Wonderment is correct.
Also, Freeman, you are making a very limited argument from authority. That is known as a "logical fallacy."
Critical thinking requires that the critical analytical answer be accepted, not the one that comes from someone just because they are a scholar of specialist.
This methodology requires that the argument be tested by disinterested parties to ensure that the results are not biased. Once sufficient, disinterested parties have done so and their results have been published and accepted academically, the critical results can be accepted on their own validity as nominal.
Also, Greek is quite easy to learn. It takes about a year of college level study to be able to read the New Testament text freely. The Greek Orthodox send their children to Greek school were they learn Koine Greek so as to follow along with their Sunday Liturgy. By the time they are 12 or 13 they can read the Scriptures and the Liturgy in Koine Greek unaided. The results are similar for Biblical Hebrew among Jews.
These languages are not hard. I've been using them, praying in them since I was a boy, even while I was a JW. I am 50 now. Yes, Christians tend to argue over nuances, but they really are quite simple.
I pray and read in Hebrew four times or more everyday. Scholars and Christian clergy have come to me asking for help in translation work over then years. The idea that these languages are the property of scholars only is poppycock!

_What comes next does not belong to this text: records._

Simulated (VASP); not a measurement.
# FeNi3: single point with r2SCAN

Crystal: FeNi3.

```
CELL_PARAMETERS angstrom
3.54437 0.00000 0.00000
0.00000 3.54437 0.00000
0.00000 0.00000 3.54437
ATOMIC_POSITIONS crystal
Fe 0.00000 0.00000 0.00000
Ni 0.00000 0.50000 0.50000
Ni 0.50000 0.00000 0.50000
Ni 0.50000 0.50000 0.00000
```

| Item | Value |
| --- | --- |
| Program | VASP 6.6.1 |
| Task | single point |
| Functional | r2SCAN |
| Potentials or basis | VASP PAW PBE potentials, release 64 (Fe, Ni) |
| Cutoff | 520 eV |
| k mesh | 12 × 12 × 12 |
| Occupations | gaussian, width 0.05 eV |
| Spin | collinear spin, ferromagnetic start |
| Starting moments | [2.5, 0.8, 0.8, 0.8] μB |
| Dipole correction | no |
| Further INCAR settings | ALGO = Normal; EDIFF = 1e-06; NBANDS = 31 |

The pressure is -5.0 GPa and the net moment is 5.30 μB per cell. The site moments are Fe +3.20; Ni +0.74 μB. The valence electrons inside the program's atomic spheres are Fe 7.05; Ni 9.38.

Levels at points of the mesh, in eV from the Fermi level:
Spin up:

If you haven't learned, it's because some Christian scholars want to keep you in the dark. If Jewish children learn the Shema in Hebrew by age 5, then it's a fallacy of selfish clergy and Christian academics who purposefully keep people confused by the minute details so they have to rely on them and pay them for their Bible translations.
Christians should be just as equipped as Jews, to read both Hebrew and Greek from infancy like we are so they don't have to rely on scholars or translations to read the Bible. I don't understand why your scholars and clergy and elders won't do such an easy work for you.